The starkest anti-Hillary of all is the current front-runner for the office. It's clear to all who meet her that Laura Welch Bush -- the demure Texan who tamed the once-wild mustang now known as Texas Governor George W. Bush -- differs considerably from the woman whom she would succeed, and not just regarding the apparent success of her bronco-busting.
A former elementary school teacher and librarian, Laura Bush exudes proper ladylike schoolteacher manners and discipline. Texas reporters say that though she's growing more comfortable in the campaign limelight, she does not relish it, often preferring to huddle anonymously in the back of the rooms during Dubya's gubernatorial meet-and-greets. She prefers to focus her energies on raising her twin teenage daughters. Though she taught until her daughters were born, she is the female prototype whom Hillary Clinton derided in '92 for staying at home and baking cookies, and not pursuing the professional path Hillary pursued at the now-infamous Rose Law Firm.
"She's a very loving, caring, compassionate person, and America would see that and feel that," says George W.'s friend and money man, Don Evans. "Her priorities are her faith and her family and her friends." As first lady of Texas, Laura Bush has spent her capital on that most uncontroversial issue that her mother-in-law, former first lady Barbara Bush, addressed: combating illiteracy.
But while George W.'s brother, Marvin Bush, says that his sister-in-law, is "cerebral and very steady," he says that as a first lady she would be even more subdued and less of a spitfire than his mother. "My mom would probably be a little more of a maverick than Laura," Marvin says, "Mom has that wise-cracking sense of humor. Laura's more mellow." Marvin says that first lady Laura Bush would combine the altruism of his mother with the "grace" of Jackie Kennedy.
When a potential first lady makes matronly Barbara Bush sound wild and crazy, you know you're talking about a return to more subdued times than Hillary wrought.
"Look," George W. said to the Texas Monthly in 1996, "Laura and I read the paper together every morning, and we discuss different issues. She's always asking what I'm going to be doing about this or that. But I think she trusts me to make the right decisions."
Of course, in an article on first ladies, we can't ignore the question "What about Bob?" After all, we have a relatively serious candidate for first gentleman: former Senate Majority Leader Bob Dole, Republican of Kansas.
Bob Dole is of course a special entity unto himself. Having run for the vice presidency in '76, and the presidency in '80, '88 and '96, he can be forgiven for any Schadenfreude he might be taking in his wife's somewhat underwhelming candidacy. In fact, some believed Bob's biggest attention-getter to date -- admitting he was mulling over a financial contribution to the campaign coffers of his wife's rival, Sen. John McCain -- underscored not only the obvious gender difference afoot, but might have provided a disconcerting peek into the sourpuss recesses of a candidate who was always a bridesmaid, never a bride.

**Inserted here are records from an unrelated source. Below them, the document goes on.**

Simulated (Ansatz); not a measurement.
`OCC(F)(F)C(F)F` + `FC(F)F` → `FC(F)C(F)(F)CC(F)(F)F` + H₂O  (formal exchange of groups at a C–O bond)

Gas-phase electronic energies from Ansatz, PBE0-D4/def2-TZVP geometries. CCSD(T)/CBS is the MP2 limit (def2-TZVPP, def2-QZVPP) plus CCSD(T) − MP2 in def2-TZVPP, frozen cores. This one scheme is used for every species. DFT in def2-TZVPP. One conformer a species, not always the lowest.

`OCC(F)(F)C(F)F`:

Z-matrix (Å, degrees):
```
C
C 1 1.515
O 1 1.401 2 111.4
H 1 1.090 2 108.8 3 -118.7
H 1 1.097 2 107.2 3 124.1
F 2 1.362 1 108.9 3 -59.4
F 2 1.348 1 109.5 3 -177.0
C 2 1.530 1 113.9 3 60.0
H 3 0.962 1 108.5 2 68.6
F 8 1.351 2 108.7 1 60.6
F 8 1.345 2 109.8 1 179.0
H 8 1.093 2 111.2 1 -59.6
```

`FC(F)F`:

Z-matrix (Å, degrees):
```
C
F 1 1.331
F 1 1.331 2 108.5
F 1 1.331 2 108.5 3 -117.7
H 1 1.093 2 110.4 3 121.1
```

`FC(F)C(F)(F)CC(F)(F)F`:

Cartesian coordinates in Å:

If any senator alive had earned the right not just to the nomination but the whole enchilada, it was the war hero turned loyal GOP foot soldier. The speculation was that his rambling mid-May New York Times interview -- in which he discussed giving cash to McCain -- was directly attributable to the fact that his wife's new role in the limelight was eating him up inside.
While that interpretation might be understandable, it's also forgetful. Bob Dole's always been a straight shooter. For him to suddenly emerge as a spirit bunny for Liddy 2000, after a generation and a half of callin' it like it is, would just be contrary to his nature. So saying, as he did, that his wife's campaign was "getting there," or that "It's too early to tell" if she'd be able to mount a strong challenge to Al Gore, well, that's just Bob being honest. Plus, as chuckling pundits failed to mention, when John McCain was a POW at the Hanoi Hilton, Bob Dole was wearing a POW bracelet in his honor almost the entire time -- years before he married Elizabeth Hanford.
Still, since those comments, Bob Dole has all but vanished. Dole himself didn't return calls for comment, but Elizabeth Dole's communications director, Ari Fleischer, joked that he had been "sent to the woodshed" after the NYT interview -- one can only hope that the trip didn't end up at the woodchipper -- but adds that now the former senator "has escaped."
So what kind of role can we expect from the first "first gentleman" (the nomenclature that Fleischer says "the two of them have decided upon")? Interestingly, even though Bob Dole could serve as a cabinet secretary for anyone -- and has even carried out various missions in Kosovo on behalf of his '96 opponent -- the first thing Fleischer says is that "Elizabeth Dole has made it clear that it will not be a co-presidency."
In fact, the picture Fleischer paints of the former senate majority leader is that of a traditional first spouse: "The senator will devote considerable amount of time toward helping those with disabilities, as he has done throughout his life." He adds that the Kansan will also take a role in agricultural issues. But as an advisor, Bob Dole will be just like any other White House spouse. "They have a close marriage," Fleischer says, and in that role "they talk to each other, share ideas and thoughts like any other couple."
While Dole would certainly make history as the first first husband, if he adopts a kinder, gentler incarnation, he would also fit a historical pattern. The fact that Laura Bush, Cindy McCain, Tipper Gore, Ernestine Bradley and Dole are not only positioning themselves as non-Hillaries, but are also genuinely different from her, is historically par for the course.
Groundbreaking first ladies are always followed by more quiet types: Florence Harding, who lobbied for equal pay for women, was succeeded by Grace Coolidge, an apolitical teacher for the deaf; Eleanor Roosevelt -- a whirling dervish on behalf of civil rights, women's rights, and the New Deal -- begat Bess Truman, who never even gave an interview.
"These sorts of 'benchmark' women [like Harding, Roosevelt or Clinton], who seem to somehow embody the popular idealized notion of the new American woman, get a lot of press and a lot of attention, and this whole persona develops that frequently has little to do with who each is as a person," Anthony says. "They're always followed by women who are perfectly intelligent and capable, but they're not lobbyists or public advocates."
At least, that's what they want us to think.